Re: Is using an aggregate value in a where clause not supported?

2016-03-04 Thread Stefán Baxter
Having fails as well

On Fri, Mar 4, 2016 at 8:00 PM, Bob Rumsby  wrote:

> Without trying it or seeing your tables/files, I would expect this to work:
>
> select sold_to, count(*) as trans_count from dfs.asa.`/transactions`
> group by sold_to
> having trans_count > 70;
>
> On Fri, Mar 4, 2016 at 11:53 AM, Stefán Baxter 
> wrote:
>
> > Hi,
> >
> > Having adds to the trouble and claims that the field needs to be grouped
> > and then fails the same way if it's added to group by.
> >
> > I ended up wrapping this in a "with <> as ()" but that is far from ideal.
> >
> > Regards,
> >  -Stefán
> >
> > On Fri, Mar 4, 2016 at 7:50 PM, Bob Rumsby  wrote:
> >
> > > Try using the HAVING clause. The WHERE clause cannot constrain the
> > results
> > > of aggregate functions.
> > > http://drill.apache.org/docs/having-clause/
> > >
> > > On Fri, Mar 4, 2016 at 11:34 AM, Stefán Baxter <
> > ste...@activitystream.com>
> > > wrote:
> > >
> > > > Hi,
> > > >
> > > > I'm using parquet+drill and the following statement works just fine:
> > > >
> > > > select sold_to, count(*) as trans_count from
> > > > dfs.asa.`/processed/venuepoint/transactions` where group by sold_to;
> > > >
> > > > When addin this where clause nothing is returned:
> > > >
> > > > select sold_to, count(*) as trans_count from dfs.asa.`/transactions`
> > > where
> > > > trans_count > 70 group by sold_to;
> > > >
> > > >
> > > > Is this a known limitation or a bug?
> > > >
> > > > Regards,
> > > >  -Stefán
> > > >
> > >
> >
>


Re: Is using an aggregate value in a where clause not supported?
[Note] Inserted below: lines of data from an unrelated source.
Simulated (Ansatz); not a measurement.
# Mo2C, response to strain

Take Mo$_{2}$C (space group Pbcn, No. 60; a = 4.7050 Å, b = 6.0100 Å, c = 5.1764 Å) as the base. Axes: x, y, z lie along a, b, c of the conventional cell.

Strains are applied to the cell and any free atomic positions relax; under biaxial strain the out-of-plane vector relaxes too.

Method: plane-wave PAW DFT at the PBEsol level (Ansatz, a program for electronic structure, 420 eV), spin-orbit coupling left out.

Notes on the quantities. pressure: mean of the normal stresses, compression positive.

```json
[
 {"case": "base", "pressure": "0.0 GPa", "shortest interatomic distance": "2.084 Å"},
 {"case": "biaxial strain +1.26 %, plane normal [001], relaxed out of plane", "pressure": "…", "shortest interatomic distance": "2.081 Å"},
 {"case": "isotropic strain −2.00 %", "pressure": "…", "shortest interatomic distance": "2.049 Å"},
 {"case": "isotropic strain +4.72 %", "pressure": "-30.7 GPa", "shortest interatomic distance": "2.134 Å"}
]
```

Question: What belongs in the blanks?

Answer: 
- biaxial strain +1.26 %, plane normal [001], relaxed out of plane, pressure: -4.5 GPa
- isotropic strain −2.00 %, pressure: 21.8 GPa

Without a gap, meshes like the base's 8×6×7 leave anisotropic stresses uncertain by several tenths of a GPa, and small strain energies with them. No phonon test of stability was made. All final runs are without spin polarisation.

2016-03-04 Thread Bob Rumsby
Without trying it or seeing your tables/files, I would expect this to work:

select sold_to, count(*) as trans_count from dfs.asa.`/transactions`
group by sold_to
having trans_count > 70;

On Fri, Mar 4, 2016 at 11:53 AM, Stefán Baxter 
wrote:

> Hi,
>
> Having adds to the trouble and claims that the field needs to be grouped
> and then fails the same way if it's added to group by.
>
> I ended up wrapping this in a "with <> as ()" but that is far from ideal.
>
> Regards,
>  -Stefán
>
> On Fri, Mar 4, 2016 at 7:50 PM, Bob Rumsby  wrote:
>
> > Try using the HAVING clause. The WHERE clause cannot constrain the
> results
> > of aggregate functions.
> > http://drill.apache.org/docs/having-clause/
> >
> > On Fri, Mar 4, 2016 at 11:34 AM, Stefán Baxter <
> ste...@activitystream.com>
> > wrote:
> >
> > > Hi,
> > >
> > > I'm using parquet+drill and the following statement works just fine:
> > >
> > > select sold_to, count(*) as trans_count from
> > > dfs.asa.`/processed/venuepoint/transactions` where group by sold_to;
> > >
> > > When addin this where clause nothing is returned:
> > >
> > > select sold_to, count(*) as trans_count from dfs.asa.`/transactions`
> > where
> > > trans_count > 70 group by sold_to;
> > >
> > >
> > > Is this a known limitation or a bug?
> > >
> > > Regards,
> > >  -Stefán
> > >
> >
>


Re: Is using an aggregate value in a where clause not supported?

2016-03-04 Thread Stefán Baxter
Hi,

Having adds to the trouble and claims that the field needs to be grouped
and then fails the same way if it's added to group by.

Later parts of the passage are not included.